14.5. XML, HTML, and XPath#

The eXtensible Markup Language (XML ) can represent all types of information, such as data sent to and from web services, including web pages, spreadsheets, visual displays like SVG, social network structures, word processing documents like MicroSoft’s docx, databases, and much more. For a data scientist, knowing a little about XML can come in handy.

Despite its name, XML is not a language. Rather, it is a very general structure we can use to define formats to represent and organize data. XML provides a basic structure and syntax for these “dialects” or vocabularies. If you read or composed HTML, you will recognize the format of XML.
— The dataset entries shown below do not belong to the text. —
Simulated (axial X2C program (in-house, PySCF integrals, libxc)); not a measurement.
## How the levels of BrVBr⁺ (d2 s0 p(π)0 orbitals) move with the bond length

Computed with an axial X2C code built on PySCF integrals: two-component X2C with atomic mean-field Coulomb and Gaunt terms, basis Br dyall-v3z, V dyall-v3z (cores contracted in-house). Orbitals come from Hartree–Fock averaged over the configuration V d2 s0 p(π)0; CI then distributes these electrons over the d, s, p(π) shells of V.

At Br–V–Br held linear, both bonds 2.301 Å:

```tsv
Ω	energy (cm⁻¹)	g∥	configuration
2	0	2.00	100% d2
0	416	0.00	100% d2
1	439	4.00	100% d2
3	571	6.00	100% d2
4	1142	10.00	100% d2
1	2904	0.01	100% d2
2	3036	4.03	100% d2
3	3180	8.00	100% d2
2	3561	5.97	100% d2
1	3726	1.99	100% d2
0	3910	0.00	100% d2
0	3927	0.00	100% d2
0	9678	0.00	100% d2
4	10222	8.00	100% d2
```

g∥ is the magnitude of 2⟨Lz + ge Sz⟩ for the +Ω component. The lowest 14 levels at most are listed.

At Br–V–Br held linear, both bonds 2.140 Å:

The basic unit in XML is the element, which is also referred to as a node. An element has a name and may have attributes, child elements, and text. The following annotated snippet of an XML plant catalog provides an example of these pieces (this content is adapted from W3Schools):

<catalog>                                The topmost node, aka root node.
    <plant>                              The first child of the root node.
        <common>Bloodroot</common>       common is the first child of plant.
        <botanical>Sanguinaria canadensis</botanical>
        <zone>4</zone>                   This zone node has text content: 4.
        <light>Mostly Shady</light>
        <price curr="USD">$2.44</price>  This node has an attribute.
        <availability date="0399"/>      Empty nodes can be collapsed.
    </plant>                             Nodes must be closed. 
    <plant>                              The two plant nodes are siblings.
        <common>Columbine</common>
        <botanical>Aquilegia canadensis</botanical>
        <zone>3</zone>
        <light>Mostly Shady</light>
        <price curr="CAD">$9.37</price>
        <availability date="0199"/>
    </plant>
</catalog>

We added the indentation to this snippet of XML to make it easier to see the structure. It is not needed in the actual file.

XML documents are plain-text files with the following syntax rules:

Each element begins with a start tag, like `<plant>, and closes with an end tag of the same name, like \</plant>`.
XML elements can contain other XML elements.
XML elements can be plain-text, like “Columbine” in `<common>Columbine</common>`.
XML elements can have optional attributes. The element <price curr=“CAD”> has an attribute curr with value "CAD".
In the special case when a node has no children, the end tag can be folded into the start tag. An example is ``.

We call an XML document well formed when it follows certain rules. The most important of these are:

One root node contains all of the other elements in the document.
Elements nest properly; an open node closes around all of its children and no more.
Tag names are case sensitive.
Attribute values have a name=“value” format with single or double quotes.

There are additional rules for a document to be well formed. These relate to whitespace, special characters, naming conventions, and repeated attributes.

The hierarchical nature of well-formed XML means it can be represented as a tree. Figure 14.4 shows a tree representation of the plant catalog XML.

../../_images/catalog-tree.png — Fig. 14.4 Hierarchy of an XML document; the lighter gray boxes represent text elements and, by design, these cannot have child nodes#

Like with JSON, an XML document is plain-text. We can read it with a plain-text viewer, and it’s easy for machines to read and create XML content. The extensible nature of XML allows content to be easily merged into higher-level container documents and easily exchanged with other applications. XML also supports binary data and arbitrary character sets.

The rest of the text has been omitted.